MOSES LAKE — Moses Lake’s newly instituted water rationing schedule has already paid off as city-wide water use is on the decline.
On Monday the city announced a city-wide water rationing schedule, which prohibited irrigating and the washing of vehicles. Addresses with odd numbers are permitted to irrigate and wash vehicles on odd-numbered days and addresses with even numbers are permitted to irrigate and wash vehicles on even-numbered days.
In addition, any property that has an irrigation meter that is 2 inches or bigger was restricted to irrigating from midnight to 8 a.m., or on a schedule approved by the municipal services director. The water rationing was imposed after city officials discovered the demand on the city’s water system was higher than the system’s production capabilities. Of the 19 wells in the city, 16 are currently online and three are offline due to maintenance issues.
“Of the 16 that are left, one has actually pumped so hard over the last week and a half that it’s actually starting to pump air,” Municipal Services Director Fred Snoderly explained during Tuesday night’s council meeting. “So that just compounds our problems a little bit more. We are picking up low level alarms in a couple of our reservoirs.”
Snoderly said the equipment being down is certainly a contributing factor to the levels, but he believes the early onset of high temperatures played a big role when city residents attempted to get ahead of the curve and keep their lawns healthy and green.
The idea behind the rationing is to give the reservoirs some down time and allow them to recover and fill back up to appropriate levels. On July 10, when the rationing was put into place, the city’s water division measured Moses Lake’s daily water usage at 16.8 million gallons of water. Within 24 hours that number dropped to about 14.9 million gallons of water, according to the city.
City residents are not the only ones to have felt the water restrictions, as the city itself has had to cut back on its water usage as well.

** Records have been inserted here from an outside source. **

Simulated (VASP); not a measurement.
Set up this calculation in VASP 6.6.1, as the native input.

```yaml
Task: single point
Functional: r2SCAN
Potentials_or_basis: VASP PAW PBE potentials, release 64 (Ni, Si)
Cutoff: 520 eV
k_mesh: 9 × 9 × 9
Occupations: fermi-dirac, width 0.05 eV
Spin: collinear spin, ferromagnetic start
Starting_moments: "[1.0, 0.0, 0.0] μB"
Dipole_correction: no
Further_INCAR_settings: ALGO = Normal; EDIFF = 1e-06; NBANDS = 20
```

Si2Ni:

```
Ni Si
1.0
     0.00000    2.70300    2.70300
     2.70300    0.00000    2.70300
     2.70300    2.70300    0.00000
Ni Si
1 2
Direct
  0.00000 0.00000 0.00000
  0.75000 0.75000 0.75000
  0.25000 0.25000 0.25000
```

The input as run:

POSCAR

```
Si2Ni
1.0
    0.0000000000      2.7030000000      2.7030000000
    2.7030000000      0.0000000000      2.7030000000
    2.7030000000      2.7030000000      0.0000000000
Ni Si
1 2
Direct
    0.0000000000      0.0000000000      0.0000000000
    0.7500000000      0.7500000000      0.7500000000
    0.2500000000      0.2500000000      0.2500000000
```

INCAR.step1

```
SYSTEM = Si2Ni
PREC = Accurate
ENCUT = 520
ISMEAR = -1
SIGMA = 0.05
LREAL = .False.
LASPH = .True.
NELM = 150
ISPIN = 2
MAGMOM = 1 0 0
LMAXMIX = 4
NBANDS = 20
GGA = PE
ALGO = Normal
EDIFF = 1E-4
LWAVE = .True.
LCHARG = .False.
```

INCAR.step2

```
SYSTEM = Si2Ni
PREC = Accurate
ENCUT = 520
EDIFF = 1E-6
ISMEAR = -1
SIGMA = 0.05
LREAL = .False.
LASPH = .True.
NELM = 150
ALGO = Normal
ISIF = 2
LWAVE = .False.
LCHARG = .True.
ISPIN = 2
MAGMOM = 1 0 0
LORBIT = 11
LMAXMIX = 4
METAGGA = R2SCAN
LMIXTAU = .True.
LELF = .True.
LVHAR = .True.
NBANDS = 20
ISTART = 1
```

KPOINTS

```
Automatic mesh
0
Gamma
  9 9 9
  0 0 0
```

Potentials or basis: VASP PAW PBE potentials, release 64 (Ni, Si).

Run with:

“We have cut our irrigation schedule back 70 percent. So we are currently running at 30 percent of what we normally run,” Parks and Recreation Director Spencer Grigg explained. “We have several parks that are serviced by lake water. Wherever it’s available and we can get the right permitting we do pump, but that’s not the majority of our parks.”
The rationing schedule will be in effect until further notice from the city.